Dreamland tells the tale of America's opiate epidemic in a way that feels as though you are hearing it firsthand; it weaves the stories of addicts and activists alike into a novel that is enticing and shocking. Quinones writes a novel that shows the behind the scenes of an epidemic that hits close to the heart of many Americans, yet he tells it in a way that takes you on an adventure rather than a report.
I think the cover is really creative and perfectly ties to the title-showing America as a swimming pool connects perfectly to the novel's emphasis that the opiate epidemic is so close that it shows up even at your neighborhood pool. I feel like the novel could've better emphasized the meaning behind Dreamland, but the beginning ties to the end well as it talks about Portsmouth coming back to life. I think the simplicity of the cover is really reflective of the novel because it is written in simple language with blunt facts and interviews.

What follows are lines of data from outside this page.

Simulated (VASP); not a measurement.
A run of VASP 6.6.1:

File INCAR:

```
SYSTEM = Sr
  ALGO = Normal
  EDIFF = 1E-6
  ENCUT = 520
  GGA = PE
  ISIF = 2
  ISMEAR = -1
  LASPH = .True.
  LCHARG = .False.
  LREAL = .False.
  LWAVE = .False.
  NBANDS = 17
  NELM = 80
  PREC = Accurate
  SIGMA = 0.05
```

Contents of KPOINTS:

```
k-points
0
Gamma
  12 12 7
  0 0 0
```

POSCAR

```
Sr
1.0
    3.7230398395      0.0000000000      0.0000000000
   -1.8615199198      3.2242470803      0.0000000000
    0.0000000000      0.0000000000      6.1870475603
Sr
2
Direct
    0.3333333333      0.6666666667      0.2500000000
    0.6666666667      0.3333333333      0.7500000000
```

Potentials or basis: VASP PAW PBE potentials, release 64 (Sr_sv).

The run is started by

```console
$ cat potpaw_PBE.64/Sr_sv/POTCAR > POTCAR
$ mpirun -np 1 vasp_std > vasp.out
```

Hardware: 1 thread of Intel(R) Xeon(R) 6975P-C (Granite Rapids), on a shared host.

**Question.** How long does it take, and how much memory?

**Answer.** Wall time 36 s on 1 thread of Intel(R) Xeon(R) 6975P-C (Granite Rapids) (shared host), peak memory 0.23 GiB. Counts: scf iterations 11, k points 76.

The most compelling aspect of the book is the fact that Quinones tells the story through facts and interviews rather than his own opinion or through the lens of someone not involved in the epidemic personally. He really lets the stories and words of addicts craft the novel, and that makes it so enticing because you get to hear it straight from the source. I love that the novel talks about the Xalisco boys because that's a side of the opiate epidemic that many are unfamiliar with, but it is necessary to have insight into them as they play a significant role in this tragedy.
I was only disappointed that the novel felt a little discombobulated as it hopped back and forth between the rise in black tar heroin and the rise in opiates; it felt confusing at times. That being said, I think that the crisscrossed nature is how things really were during the height of this epidemic-very winding and un-uniform.